You don’t get to go into school and have a fuss made of you
You won’t have a fuss made full stop.
These may make me seem a bit selfish but I did state that birthdays are a big deal in our family. To me, your birthday is the one day a year where you can kick back and not feel guilty about eating what you want while doing what you want. As an adult, or more specifically, a mum, you spend your day worrying about other people. Are the kids happy/fed/watered/warm? How much money have we got left in the bank to pay for a trip out? Have I taken the meat out of the freezer for tea tonight? Why does time go so quickly?!
You no longer look forward to being a year older
I don’t know about you, but I loved being one of the older ones in school and the first of my friends to turn eighteen. Another year older and closer to being an adult. Why did this ever excite me?? Now I wish I could stop getting older and just have a birthday that doesn’t take me closer to being thirty. The struggles of adulthood.
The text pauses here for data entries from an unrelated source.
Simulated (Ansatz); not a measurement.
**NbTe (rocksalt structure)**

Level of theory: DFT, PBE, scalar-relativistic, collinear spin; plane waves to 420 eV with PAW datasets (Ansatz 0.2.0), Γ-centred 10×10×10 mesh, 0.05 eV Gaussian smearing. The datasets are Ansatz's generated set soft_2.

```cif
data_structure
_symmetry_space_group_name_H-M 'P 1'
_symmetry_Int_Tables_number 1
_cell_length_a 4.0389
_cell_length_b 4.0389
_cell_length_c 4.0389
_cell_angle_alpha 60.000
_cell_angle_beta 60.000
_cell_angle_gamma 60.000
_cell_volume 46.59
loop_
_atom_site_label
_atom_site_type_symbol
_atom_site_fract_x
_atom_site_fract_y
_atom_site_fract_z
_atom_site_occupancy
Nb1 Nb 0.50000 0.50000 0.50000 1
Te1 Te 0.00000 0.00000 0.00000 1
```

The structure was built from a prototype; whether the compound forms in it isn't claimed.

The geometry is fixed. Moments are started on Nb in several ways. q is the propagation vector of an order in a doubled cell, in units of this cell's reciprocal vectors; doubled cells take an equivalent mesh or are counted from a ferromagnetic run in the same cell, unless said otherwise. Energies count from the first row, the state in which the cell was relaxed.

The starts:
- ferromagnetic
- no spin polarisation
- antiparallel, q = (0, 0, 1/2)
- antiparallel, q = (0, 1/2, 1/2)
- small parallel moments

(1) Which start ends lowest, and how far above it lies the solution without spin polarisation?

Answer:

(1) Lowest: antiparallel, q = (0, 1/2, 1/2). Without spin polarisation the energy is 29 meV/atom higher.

This year I actually had a great birthday. My husband surprised us with a trip to Edinburgh for our wedding anniversary and my birthday. So I woke up on my birthday morning, in a hotel, surrounded by my family. I received cards and presents that I wasn’t expecting and got to look around shops where I couldn’t afford anything. But I think because my expectations of birthdays have changed (without sounding negative) I was prepared for the early start, lack of cake and stressful lunch. But I loved it. And now? I wouldn’t have it any other way. (Although I would still love to blow out candles on a cake like I was ten again.)